Reading more and more about Namibia gives me hope that this country is on the rise and since they became a free country in the 90’s. Cheetah’s have been involved in making the country better year after year. A cheetah in Namibia who has helped the democracy in the country is Hiflkepunye Pohamba, he was the second president of Namibia since becoming a free country. He is the winner of the 2014 Mo Ibrahim Prize of governance and leadership. He is the first African man to get this award in the past 6 years. He made the country much stronger democratically and the political climate peaceful. “He is celebrated nationally and internationally”, according to New Era Magazine in Namibia. Since making such a huge impact while being president he is now back to farming and having a normal life
How does one define democracy?
“Democracy was rare. Few countries met even minimum standards for democracies in terms of protecting fundamental political freedoms and civil liberties, or in establishing key institutions such as free and fair elections, representative government, and checks on executive power.” (Radelet) Democracy is SSA is something that has grown tremendously over the years but still has a way to go. In America we can’t imagine life where democracy is rare.
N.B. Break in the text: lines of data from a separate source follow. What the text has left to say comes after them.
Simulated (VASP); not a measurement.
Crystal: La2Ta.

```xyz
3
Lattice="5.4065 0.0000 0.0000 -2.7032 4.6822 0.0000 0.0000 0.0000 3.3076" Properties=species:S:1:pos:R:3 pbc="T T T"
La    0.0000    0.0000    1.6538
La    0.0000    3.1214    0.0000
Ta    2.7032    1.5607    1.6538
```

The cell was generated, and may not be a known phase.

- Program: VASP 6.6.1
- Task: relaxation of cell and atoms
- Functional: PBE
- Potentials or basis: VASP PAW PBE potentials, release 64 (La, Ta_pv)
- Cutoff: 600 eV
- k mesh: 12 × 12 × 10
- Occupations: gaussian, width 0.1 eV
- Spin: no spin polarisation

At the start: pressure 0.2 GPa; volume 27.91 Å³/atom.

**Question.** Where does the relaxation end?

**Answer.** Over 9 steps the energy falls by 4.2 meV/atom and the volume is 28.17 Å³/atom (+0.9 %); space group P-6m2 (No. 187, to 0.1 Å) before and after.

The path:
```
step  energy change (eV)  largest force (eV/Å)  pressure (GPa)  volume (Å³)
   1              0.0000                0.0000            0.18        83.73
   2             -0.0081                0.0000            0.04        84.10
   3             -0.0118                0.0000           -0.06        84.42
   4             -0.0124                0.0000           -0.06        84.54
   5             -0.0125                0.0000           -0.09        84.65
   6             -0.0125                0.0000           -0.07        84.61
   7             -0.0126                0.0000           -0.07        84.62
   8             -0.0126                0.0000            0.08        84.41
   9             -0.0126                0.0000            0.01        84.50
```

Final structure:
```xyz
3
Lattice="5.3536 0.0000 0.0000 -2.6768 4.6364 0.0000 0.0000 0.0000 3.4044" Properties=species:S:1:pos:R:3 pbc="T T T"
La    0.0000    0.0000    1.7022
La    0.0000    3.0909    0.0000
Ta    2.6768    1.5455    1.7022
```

In the 80’s when democracy started to increase in Africa there were only three countries in SSA that met basic democracy standards. When Nelson Mandela became president in 1994 there was a stronger push for democracy and he is a reason why it has grown since. Democracies have increased from 3 to 23 countries with a basic democracy as of 2008 and will continue to grow from there. With democracy on the rise there are more elections. Naturally when one thinks of democracy, elections are the second thought. There is freedom in voting in what the people want but that is not what makes democracy successful. In Emerging Africa in chapter 3 there is a section about elections and how it makes and doesn’t make a democracy.
“But elections alone do not make democracies. Democracy requires the protection of basic civil liberties and human rights; the establishment of public institutions that are accountable to their citizens and that limits the power of their leaders; and the recognition of rights of freedom of expression, assembly, and the press, among other dimensions.”
This statement makes me ponder the thought of democracy and why it has worked in the United States for so long. What did our early leaders do, to make our country democratic and successful in that aspect. What could the US do to help countries in Africa to make their newer democracy work and to continue to have a free land?
The countries in the SSA are all ranked in a few categories to determine their level of democracy. There is an overall ranking of democracy in the country ranging from 0 being the worst and 100 being the best. There is a category of political rights, civil liberties, and freedom rating; all ranking 1, being most free to 7, being least free. Namibia is ranked with an overall score of 77, political rights: 2, civil liberties: 2, and freedom rating: 2. Namibia is a free country and they have good scores comparatively to other countries in the SSA. I honestly was pretty shocked and happy that they had such a great score.
Education is a challenge. What do you see that works or does not work in Namibia?
Namibia is a country who gives education to “all” and that means that they offer a primary eduction to students but when they are older they have to pay for a high school type education. I think that it is great that they even offer a free education to those young and in primary school but I think of if that is enough? If I would have stopped going to school after 6th grade I would not be able to make it very far in this world. Most children in Namibia won’t go to school past primary school because either their parents cannot afford to send them or they do not value education enough to pay to send their children to school. Recently I talked to a friend of mine who is from South Africa, a neighboring country of Namibia. I asked him what school was like for children there and he said he knew quite a few family friends who lived there and that they either learned by working or a parent would volunteer to teach at the school. The teachers were not qualified, they were just parents who offered to help out. He also said that the schools were in poor condition and that there were few books available to the students. He was fortunate enough to have a proper education in just one country over and was able to come to the US to further his education. He does value the education he has but he doesn’t act like he feels badly for others that don’t have that education. He grew up knowing how poor that Namibians lived and how little they had and that is just how things were. From my point of view I see it as such an extreme difference from my life and how I grew up that it makes me terribly sad for those people. With my South African friend, he just sees it as normal life for those people living there. Im not sure if that could be why countries in the SSA are further behind but it makes me think that, that mindset could keep them at a slower growth.
“Namibia: An African Success Story.” New Era Newspaper Namibia. New Era Publication Corporation, 26 Mar. 2015. Web. 15 Feb. 2017.
Steven Radelet Emerging Africa – How 17 Countries are Leading the Way (on Bb- SDG&Africa-Africa): read Foreword, Chapter One and Chapter Three
Banerjee, Abhijit V., and Esther Duflo. Poor Economics: A Radical Rethinking of the Way to Fight Global Poverty. New York: PublicAffairs, 2012. Print.
“Education in Namibia.” Personal interview. 12 Feb. 2017.